The SPX declined about 5/8 of its gain from the "orthodox" EWave low of June 23 to the top, a bit more than I expected. The great show of internal strength on July 14 promised a great liftoff in a few days, which we have. Despite monolithic negativism in the "lamestream" media, some money managers have caught on to this bull move. Investors Intelligence Advisors Sentiment poll is bullish now and market-based sentiment is very bearishly configured, which is, of course, bullish.
The long term bullish case for stocks and commodities remains as outlined in the recent Kondratieff update. World demand is there and world liquidity to satisfy demand is there as well. Market choppiness is a good thing because it prolongs trends and keeps them from getting too frothy too soon. As Don Wolanchuk says, the market wants to go from the bargain range to an ultimate top with as few people on board as possible. Bad news and choppiness keeps them home.
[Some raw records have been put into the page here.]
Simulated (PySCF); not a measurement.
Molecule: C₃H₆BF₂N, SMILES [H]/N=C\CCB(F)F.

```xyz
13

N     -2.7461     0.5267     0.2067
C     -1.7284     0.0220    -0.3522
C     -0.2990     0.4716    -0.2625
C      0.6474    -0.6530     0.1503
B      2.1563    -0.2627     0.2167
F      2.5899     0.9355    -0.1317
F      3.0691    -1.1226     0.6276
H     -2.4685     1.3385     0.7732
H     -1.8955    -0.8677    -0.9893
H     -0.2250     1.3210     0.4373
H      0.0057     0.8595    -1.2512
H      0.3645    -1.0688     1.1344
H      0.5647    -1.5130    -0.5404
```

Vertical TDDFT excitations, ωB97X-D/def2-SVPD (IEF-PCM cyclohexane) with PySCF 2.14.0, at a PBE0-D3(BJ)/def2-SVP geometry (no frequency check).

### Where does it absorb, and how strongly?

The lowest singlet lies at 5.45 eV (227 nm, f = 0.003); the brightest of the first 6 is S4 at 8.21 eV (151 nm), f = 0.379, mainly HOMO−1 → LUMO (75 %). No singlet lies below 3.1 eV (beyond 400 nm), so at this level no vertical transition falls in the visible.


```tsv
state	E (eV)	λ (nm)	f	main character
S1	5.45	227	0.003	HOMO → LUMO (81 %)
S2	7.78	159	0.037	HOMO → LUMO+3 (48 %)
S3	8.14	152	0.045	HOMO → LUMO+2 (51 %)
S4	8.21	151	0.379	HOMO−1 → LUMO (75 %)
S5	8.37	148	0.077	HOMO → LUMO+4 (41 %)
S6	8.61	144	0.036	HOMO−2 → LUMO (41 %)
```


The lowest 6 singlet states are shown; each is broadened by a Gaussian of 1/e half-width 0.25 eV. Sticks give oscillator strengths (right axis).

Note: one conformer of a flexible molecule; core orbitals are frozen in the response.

Add to those factors this one: both commodity (crude goods) prices and interest rates will have to be much higher than now to choke off corporate profits for any large number of stocks. Remember that it took from 1949 to the late 1960's/early 70's to do that the last time around. And think of 2009-2009 as analogous to 1987-88, as I have insisted here before. Both were financial accidents during the middle periods of long bull markets.
Being in retirement and living off my funds I do not carry a large percentage in generic stock equities as a younger person can and should. I concentrate on income and on inflation protection with lower volatilities. But stocks can add a major lift factor even to portfolios like mine. So I do the analysis and cover stock markets here, but not as regularly as income and inflation assets.